The Zenzo Nkobi Research Project ( 2008 - 2012 )
This project aimed to:
- preserve, arrange and digitise negatives taken by Zenzo Nkobi, a black South African professional photographer who created an unprecedented collection of visual records of the activities of the Southern Africa liberation struggle in exile in the 1970s and 1980s.
- conduct research into the individuals and events portrayed in these images, and to make accessible these unique images, and related research, of our heritage of national liberation in both South Africa and Zimbabwe.
These negatives comprise a substantial portion of a unique and historically significant collection of photographic materials by Zenzo Nkobi, portraying the activities of Southern African liberation movement in exile from the early 1970s to the early 1990s. While the ANC had a photography unit in the 1980s (of which Zenzo was a member), its stored images were destroyed (by water damage) in Zambia in the late 1980s. Moreover, to ensure security, photographers were not permitted in residences and camps unless fully vetted by the movement. Zenzo Nkobi, as the son of ANC treasurer general Thomas Nkobi, had complete access thus making these images both extremely rare and valuable.
His images cover ANC and Zimbabwean refugee and military camps in Zambia and Botswana in the 1970s. His photographs show ZIPRA military training camps, and the only known images of the Freedom Camp massacre and other destabilization raids on Zambian soil by Rhodesian and South African troops.

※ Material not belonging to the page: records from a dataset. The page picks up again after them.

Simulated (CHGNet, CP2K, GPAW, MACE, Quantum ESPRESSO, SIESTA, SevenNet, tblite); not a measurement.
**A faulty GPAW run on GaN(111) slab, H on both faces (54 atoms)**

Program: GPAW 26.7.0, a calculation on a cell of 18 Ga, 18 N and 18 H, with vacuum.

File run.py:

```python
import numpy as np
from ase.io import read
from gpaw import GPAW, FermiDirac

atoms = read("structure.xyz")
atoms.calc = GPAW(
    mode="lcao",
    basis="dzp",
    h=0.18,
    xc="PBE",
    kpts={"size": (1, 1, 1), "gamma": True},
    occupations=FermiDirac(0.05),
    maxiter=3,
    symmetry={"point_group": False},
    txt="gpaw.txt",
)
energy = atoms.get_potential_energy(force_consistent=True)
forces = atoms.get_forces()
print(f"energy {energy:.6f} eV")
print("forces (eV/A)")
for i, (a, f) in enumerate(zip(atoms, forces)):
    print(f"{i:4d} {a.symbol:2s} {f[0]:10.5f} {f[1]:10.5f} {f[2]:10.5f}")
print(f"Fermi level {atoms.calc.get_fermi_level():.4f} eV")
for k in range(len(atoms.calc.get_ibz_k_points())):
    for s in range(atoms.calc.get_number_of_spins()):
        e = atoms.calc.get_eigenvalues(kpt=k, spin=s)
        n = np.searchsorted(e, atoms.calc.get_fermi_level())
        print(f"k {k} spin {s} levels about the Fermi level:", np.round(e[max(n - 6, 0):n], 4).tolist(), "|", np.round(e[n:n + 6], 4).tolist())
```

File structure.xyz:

Zenzo Nkobi also photographed liberation movement leaders at major regional and international conferences, as well as people's daily lives in exile, in Lusaka and Maputo. In 1980, he recorded the return of exiles and elections in the newly liberated Zimbabwe, including rare images of the Gukhurahundi (Mugabe's repression of the population around Bulawayo in the early 1980s).
In 2008, SAHA secured a initial grant from the British Library's Endangered Archive Programme to digitise and preserve 5,000 negatives from those materials. Archival staff at SAHA undertook some basic sorting and identification of materials (where possible), and prepared a basic listing of these scans based on the minimal identifying data accompanying the materials. In the course of this process, it became apparent that there were approximately 3000 more negatives requiring conservation and digitisation than covered by this initial grant. Furthermore, the need for significant research into the period of history represented in this important and irreplaceable visual record became increasingly apparent. Because the events recorded date back 25 to 35 years, there remains a very limited window of opportunity to work with surviving members of the ANC and Zimbabwe exile community from this period so as to identify those individuals and events recorded in these photographs, while living memories can still be captured.
SAHA then secured an additional grant from the National Lottery Distribution Trust Fund and the Rosa Luxemburg Foundation to digitise more of this collection, collect oral histories and promote awareness of this collection through the development of an exhibition (and related publication) to complement and augment the rich imagery in the Zenzo Nkobi collection. Any lengthy delays in this type of historical research will decrease the likelihood of being able to gather and compile accurate and comprehensive information about this critical period of South Africa's national liberation struggle, an area of history which remains largely unrecorded to date.
This project resulted in a publication and a virtual exhibition, as well as additional archival materials being added to the SAHA repository.